Let’s take a look at a few design components that can add value to a project strictly through good architecture and smart design.
· View Potential. This is a no brainer for any architect. The site must be analysed in order to identify the best views from the site. This might be towards a mountain range or body of water, or perhaps between structures in an urban environment. Framing views appropriately can add immense value to a realtor looking to sell high (and which ones aren’t?). Google Earth is a great tool to quickly get an idea of lines of site, with tools that allow you to import 3D models and explore potential using their mapping data.
· Solar Orientation. Not only can proper tracking of solar exposure give way to passive heating and cooling techniques, it also has a massive effect on interior natural light. It’s an easy design step that can lower monthly electric bills (something to put in the marketing brochure) and promote bright and interesting interiors. With the help of 3D rendering and 3D modeling software designers can give realtors and buyers location specific 3D renderings that will replicate realistic sun tracking to show exactly where the best solar exposure is at any time of the year.
· Exterior Space. In many cases, the subtraction of sellable interior square footage can make for a more desirable piece of real estate. Designing exterior spaces that are site and region specific can expand upon interior space and present a total package that is worth more than simply maximizing lot potential. Cantilevered building mass to produce covered exterior gardens, patios and decks add a lot of value, especially in urban centres where greenery can be scarce.
These are just to name a few. These visual and experiential components of the design can’t be properly measured by numbers on a page. That’s where the intersection between architecture and real estate marketing works its magic. Because the fact is, people who are about to send a pirate’s ship full of money on a stunning new home want to know every nook and cranny their money is giving them. They want the whole picture - a picture that can only be properly painted by the left hand of the designer and the right hand of the agent.
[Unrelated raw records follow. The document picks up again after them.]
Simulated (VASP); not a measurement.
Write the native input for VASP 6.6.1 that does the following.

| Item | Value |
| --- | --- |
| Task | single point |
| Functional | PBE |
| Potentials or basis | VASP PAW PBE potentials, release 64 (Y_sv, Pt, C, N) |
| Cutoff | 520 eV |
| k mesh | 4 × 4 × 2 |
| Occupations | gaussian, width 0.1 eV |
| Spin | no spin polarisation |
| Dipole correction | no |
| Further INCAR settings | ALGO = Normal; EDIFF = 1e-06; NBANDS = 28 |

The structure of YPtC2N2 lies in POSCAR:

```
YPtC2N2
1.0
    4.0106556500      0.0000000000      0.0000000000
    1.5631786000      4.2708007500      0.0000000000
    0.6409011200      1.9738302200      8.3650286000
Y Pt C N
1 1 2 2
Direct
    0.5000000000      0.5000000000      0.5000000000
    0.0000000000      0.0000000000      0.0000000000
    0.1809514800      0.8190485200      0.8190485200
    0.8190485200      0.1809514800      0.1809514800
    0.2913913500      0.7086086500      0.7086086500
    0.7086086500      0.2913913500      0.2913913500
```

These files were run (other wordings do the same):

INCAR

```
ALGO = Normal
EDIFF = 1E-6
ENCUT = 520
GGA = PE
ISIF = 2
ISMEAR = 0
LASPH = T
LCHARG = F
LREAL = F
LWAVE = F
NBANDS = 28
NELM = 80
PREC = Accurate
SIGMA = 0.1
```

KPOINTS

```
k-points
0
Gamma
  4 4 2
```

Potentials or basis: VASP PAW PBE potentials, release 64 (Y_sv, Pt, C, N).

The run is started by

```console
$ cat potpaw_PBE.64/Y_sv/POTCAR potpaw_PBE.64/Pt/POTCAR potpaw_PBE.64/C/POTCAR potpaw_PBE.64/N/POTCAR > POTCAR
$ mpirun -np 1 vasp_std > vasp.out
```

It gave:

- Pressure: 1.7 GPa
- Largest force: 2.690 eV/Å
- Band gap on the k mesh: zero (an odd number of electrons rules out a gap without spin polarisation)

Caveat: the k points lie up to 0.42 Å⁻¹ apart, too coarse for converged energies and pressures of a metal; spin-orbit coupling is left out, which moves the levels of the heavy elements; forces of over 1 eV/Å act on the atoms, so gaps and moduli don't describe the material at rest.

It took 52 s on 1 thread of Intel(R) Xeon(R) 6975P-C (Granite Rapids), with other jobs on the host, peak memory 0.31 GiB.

Architects and realtors might not always get along. They might take underhand (and overhand) jabs at their respective place in the development process. They might think they’re better and more important and the real reason the perfect client finds themselves the perfect home. But at the end of the day, both parties go to bed at night whispering to themselves an undeniable fact:
You complete me.
It’s the age-old question in the Architecture, Engineering and Construction (AEC) industry: Which is better, natural or urban? The question, though straightforward, doesn’t necessarily lend itself to easy answers. And rightfully so as there are a lot of nuances, aspects and factors that need to be considered before you choose the style that fit your needs, tendencies and expectations. And while you’re at it, throw in the different 3D rendering challenges that come with both natural and urban architectural techniques for good measure.
It goes without saying that before we start to seek for answers, we must first know the basics, the nitty-gritty if you will, of the two fascinating, yet totally disparate disciplines in the AEC industry.
So what is natural architecture? First and foremost, it is more of a movement as much as it is a technique, approach or discipline. It is an art form that takes us back to the basics; to the primitive, when mankind was still closely connected to nature and when natural environment was considered an asset and not as a liability to the overall designing and building process. It’s main thrust and aspiration is to form a harmonious and lasting relationship between man and nature, hence the name ‘natural architecture’.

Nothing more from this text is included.